In other rumours, a certain Scottish band may be touring Australia next year; they'll probably play at the Corner or the Prince or somesuch, undoubtedly supported by Architecture In Helsinki or The Lucksmiths or someone like that.
And speaking of touring bands, FourPlay are coming down to play the Queenscliff festival. So Melbourne fans will be able to see them slightly more conveniently than by travelling up to Sydney.
Rumour of the day: Radiohead may be coming to Australia around April of next year. Start saving, and keep those binoculars handy...
The new big thing among New York's hipsters is hating Radiohead: (via VM)
"You have to have a very concrete opinion about why you like or dislike Radiohead, and maybe a lot of people are afraid to say they dislike them because they're afraid that their only answer is going to be 'it seems too smart for me.' "
"Hating Radiohead is the hipster's dirty little secret," says Franzman, the entertainment guide editor.
"There's definitely now a symbolic value to saying you hate Radiohead - even Kid Rock makes a big deal about hating Radiohead. He even has a video where he's literally using toilet paper with the word 'Radiohead' embossed on it."
Hang on; if Kid Rock is leading the I-hate-Radiohead bandwagon, could it be that the hip thing is ironically hating Radiohead, in much the same sense as wearing a mesh trucker cap?
When you expose 9-to-11-year-olds to Radiohead and ask them to draw what the music suggests to them, you may get something like this. Some are surprisingly existential, others are somewhat prosaic, and one of them is of a 1,000-foot ice cream cone, reaffirming the adage that when children recount a story they often put correct it, adding the crucial missing element of ice cream.
For the first few songs, the kids hardly move, scarcely even changing facial expressions. One girl plants her head on her desk face-first. The "hold your head in your hands and look completely confused" look is extremely popular.
Jeffrey, 9 Easily the most disturbing of several you're-going-to-hell panoramas. The booth in the center reads "Free Suicides." Someone buy this kid a Coldplay CD.
I got the limited-edition CD version of the new Radiohead album yesterday (from the US, where it's available on proper CDs). I haven't listened to the whole thing yet, but I've noticed some differences from the preview: there are additional, rather faint, voices at the start of the first track, for example. Disappointingly, however, they've cut the entire third verse out of The Gloaming, reducing it in length by some 50 seconds.

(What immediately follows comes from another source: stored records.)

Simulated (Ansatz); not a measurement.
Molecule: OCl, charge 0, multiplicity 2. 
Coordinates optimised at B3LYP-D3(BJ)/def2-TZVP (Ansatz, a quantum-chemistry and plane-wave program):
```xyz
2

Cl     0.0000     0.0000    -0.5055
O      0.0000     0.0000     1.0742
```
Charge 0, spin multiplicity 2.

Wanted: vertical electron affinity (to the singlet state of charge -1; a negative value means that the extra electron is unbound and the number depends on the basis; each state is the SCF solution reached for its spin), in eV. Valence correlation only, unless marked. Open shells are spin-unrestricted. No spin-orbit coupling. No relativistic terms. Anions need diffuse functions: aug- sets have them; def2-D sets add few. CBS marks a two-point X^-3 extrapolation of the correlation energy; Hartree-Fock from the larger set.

I've just ordered Radiohead's Hail to the Thief from the U.S. The local copy, you see, is "copy controlled" (i.e., distributed on a deliberately defective CD which doesn't work in some computer CD-ROMs and other devices). It works well enough if you run Windows and run a player application on the CD, not minding the poor quality of the low-bit-rate WMA versions provided and having to have the disc in the drive the whole time and trusting EMI's proprietary player program not to spy on you, delete your MP3s or fux0r your registry out of malice, stupidity or both, but if you use Linux, you're SOL. Unless you're lucky and your CD-ROM drive ignores the "Copy Control" voodoo and lets you rip everything without a hitch; but IMHO, that's not good enough, and if the local EMI subsidiary disagree, they can do without the hefty subsidies I've been paying them over the years. And with the peso being at a high, ordering from the U.S. is affordable again.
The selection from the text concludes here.